No place-based transition plans for AI-exposed local economies (contact-centre towns)
Call-centre employment fell ~19% and telephone sales ~23% (2021-25, Annual Population Survey via British Progress); Forrester projects contact-centre jobs halving by 2030. These jobs cluster in specific labour markets (the North East, South Wales, central Scotland), which overlap AI Growth Zone areas whose data centres create construction but few continuing jobs. No exposure mapping feeds Local Growth Plans; combined authorities have neither the data nor a duty to plan; DWP employment support is not AI-aware. Nobody links the two policy worlds.
Displacement will be experienced as place-level shocks, not national averages: the deindustrialisation lesson. The same towns hosting AI Growth Zone data centres could see their largest service employers automate, a politically combustible combination with no owner in Whitehall or town halls.

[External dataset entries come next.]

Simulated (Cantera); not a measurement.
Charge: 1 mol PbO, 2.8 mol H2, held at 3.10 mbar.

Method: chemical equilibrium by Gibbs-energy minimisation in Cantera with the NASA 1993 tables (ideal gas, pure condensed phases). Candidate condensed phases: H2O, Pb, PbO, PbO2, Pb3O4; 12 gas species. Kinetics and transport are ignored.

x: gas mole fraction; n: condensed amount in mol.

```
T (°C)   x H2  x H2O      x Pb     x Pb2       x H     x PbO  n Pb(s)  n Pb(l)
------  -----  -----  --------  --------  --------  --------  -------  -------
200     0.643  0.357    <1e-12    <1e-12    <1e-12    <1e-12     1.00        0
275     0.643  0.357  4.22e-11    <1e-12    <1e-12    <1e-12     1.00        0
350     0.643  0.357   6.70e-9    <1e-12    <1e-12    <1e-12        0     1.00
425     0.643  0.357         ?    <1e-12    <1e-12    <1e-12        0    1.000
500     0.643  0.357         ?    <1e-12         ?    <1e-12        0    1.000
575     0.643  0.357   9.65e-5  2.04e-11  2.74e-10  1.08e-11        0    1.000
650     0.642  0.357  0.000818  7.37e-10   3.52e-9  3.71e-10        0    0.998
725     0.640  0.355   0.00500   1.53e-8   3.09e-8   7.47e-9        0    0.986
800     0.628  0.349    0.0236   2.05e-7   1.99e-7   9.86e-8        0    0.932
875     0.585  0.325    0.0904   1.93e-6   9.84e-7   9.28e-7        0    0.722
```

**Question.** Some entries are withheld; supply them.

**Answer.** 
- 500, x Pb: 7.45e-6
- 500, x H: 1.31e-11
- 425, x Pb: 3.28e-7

AI transition compacts for the 10-20 most-exposed local labour markets: occupation-level exposure mapping (from the Observatory in gap 1), pooled DWP/Skills England/local growth funding, employer early-notification norms for AI-driven restructuring, and AI Growth Zone community-benefit clauses tied to local retraining.
// Build together: Counterparty: one metro mayor or local authority compact pooling DWP/Skills England funding; exposure mapping is doable today.
Displacement will land as local shocks in the very towns hosting data-centre booms, yet no exposure map feeds any growth plan and the mapping is doable today.